Wall Street lore presumes that September is the worst month for stocks. Piper Sandler decided to look at whether data bears that out, and if it does, whether it extends to banks, as well.
The firm looked back at the last 25 years and calculated the percentage of positive months for each month of the year for the S&P 500 Index (SPX). Indeed, September had the lowest percentage, showing gains 46% of the time, Mark Fitzgibbon, head of FSG Research at Piper wrote in a recent note to clients. November had the highest, seeing gains 75% of the time.
Then he looked to see if the September Effect applies to bank stocks. “To our surprise, the results were a bit different from the broader market,” he wrote in a note to clients. For the S&P 500 Bank Index (SP500-401010), June was the worst month, logging gains only 32% of the time. The best month for bank stock performance was July, which recorded gains 76% of the time. September was the eighth best, or fifth worst, month of the year for that group of stocks.
For smaller bank stocks, as measured using the Nasdaq Bank Index (BKX), January and June tied for the worst-performing months and September notched the eighth-best performance. The best-performing month for that gauge was November.
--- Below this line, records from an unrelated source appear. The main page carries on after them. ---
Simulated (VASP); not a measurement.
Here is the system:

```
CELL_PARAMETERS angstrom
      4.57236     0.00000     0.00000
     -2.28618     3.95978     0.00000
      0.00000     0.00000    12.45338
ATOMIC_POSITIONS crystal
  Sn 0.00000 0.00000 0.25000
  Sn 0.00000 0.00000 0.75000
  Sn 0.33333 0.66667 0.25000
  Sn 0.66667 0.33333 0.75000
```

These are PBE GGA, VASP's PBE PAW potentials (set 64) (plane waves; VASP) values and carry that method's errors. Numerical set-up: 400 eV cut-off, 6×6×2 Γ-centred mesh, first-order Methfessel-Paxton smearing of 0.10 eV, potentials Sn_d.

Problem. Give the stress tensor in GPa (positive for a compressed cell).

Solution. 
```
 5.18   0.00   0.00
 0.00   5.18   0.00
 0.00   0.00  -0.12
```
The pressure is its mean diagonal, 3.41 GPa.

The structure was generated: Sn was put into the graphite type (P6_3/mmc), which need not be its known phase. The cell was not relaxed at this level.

Piper Sandler rates the following banks as Underweight: Bank of Hawaii (NYSE:BOH), Cathay General Bancorp (NASDAQ:CATY), Huntington Bancshares (NASDAQ:HBAN), Northwest Bancshares (NASDAQ:NWBI), Simmons First National (NASDAQ:SFNC), and Washington Trust Bancorp (NASDAQ:WASH).
Among diversified and regional banks, the SA Quant ratings system ranks New York Community Bancorp (NYSE:NYCB), Triumph Financial (NASDAQ:TFIN), Flushing Financial (NASDAQ:FFIC), Midland States Bancorp (NASDAQ:MSBI), and Eagle Bancorp (NASDAQ:EGBN) with the five lowest ratings.
The SA Quant system’s top bank picks include Bank of America (BAC), First Citizens BancShares (FCNCA), East West Bancorp (EWBC), and Wells Fargo (WFC), and Fulton Financial (FULT).
Note that in the past year, the S&P 500 Bank Index climbed 42% and the Nasdaq Bank Index increased 40%, outpacing the S&P 500’s 24% rise.